Sunday, November 23, 2008

Mired in Materialism


I feel like I'm in the middle of this maze trying to find my way out to the wide open spaces where I can breathe deeply again. The maze in my life right now consists of all my earthly possessions. After 32 years in this home we are moving. My husband and I realized the other day that this is the first time we've actually moved a typical sized household. When we originally bought this home we were young marrieds with very little materially to our name. I wish I could say that's still true. Oh, don't get me wrong. I'm thankful for the things surrounding me. But I realize I don't really need half of it. And now that we are actually packing, alot of it needs to go. Trying to decide what to keep and what to get rid of is no easy task.

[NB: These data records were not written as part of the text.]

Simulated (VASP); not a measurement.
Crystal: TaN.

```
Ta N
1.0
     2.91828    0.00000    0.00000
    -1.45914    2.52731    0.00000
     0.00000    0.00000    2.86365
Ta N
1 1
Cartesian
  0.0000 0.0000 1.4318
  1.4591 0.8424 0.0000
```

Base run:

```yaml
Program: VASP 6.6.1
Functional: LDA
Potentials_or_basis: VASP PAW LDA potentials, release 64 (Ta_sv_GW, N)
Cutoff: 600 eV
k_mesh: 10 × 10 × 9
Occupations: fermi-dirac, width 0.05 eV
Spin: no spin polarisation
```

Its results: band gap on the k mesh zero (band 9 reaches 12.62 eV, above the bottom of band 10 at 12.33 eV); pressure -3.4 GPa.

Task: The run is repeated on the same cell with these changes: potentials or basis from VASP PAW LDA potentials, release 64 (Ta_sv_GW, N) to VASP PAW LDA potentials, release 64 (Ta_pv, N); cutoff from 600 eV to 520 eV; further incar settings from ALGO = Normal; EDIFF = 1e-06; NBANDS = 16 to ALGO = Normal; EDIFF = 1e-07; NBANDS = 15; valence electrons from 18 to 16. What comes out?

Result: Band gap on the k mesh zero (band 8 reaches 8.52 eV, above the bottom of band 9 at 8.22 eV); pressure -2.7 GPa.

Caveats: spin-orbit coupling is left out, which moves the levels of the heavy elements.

There are things that are difficult to throw out like birthday cards sent a few years ago by my step-mom who has dementia and is now in a care facility. She wrote so eloquently on each card. Or how about the glass plates my mom used when entertaining her friends for lunch in the 50's. The memories associated with my mom using these plates are really vivid. But some of the plates are chipped and I don't use them myself. I now know why people were much slimmer in the 50's. When you went to lunch, you actually ate off an 8 inch lunch-sized plate. Portion control was no problem then.

Then there are the gifts my children made in pre-school like handprints on potholders or Mother's Day cards they made just for me. I think I'll be keeping those. I won't even count the number of CD's we have! Now with ipods, do we really need all these? And how many do we still listen to? Our local library takes donations. Thank goodness!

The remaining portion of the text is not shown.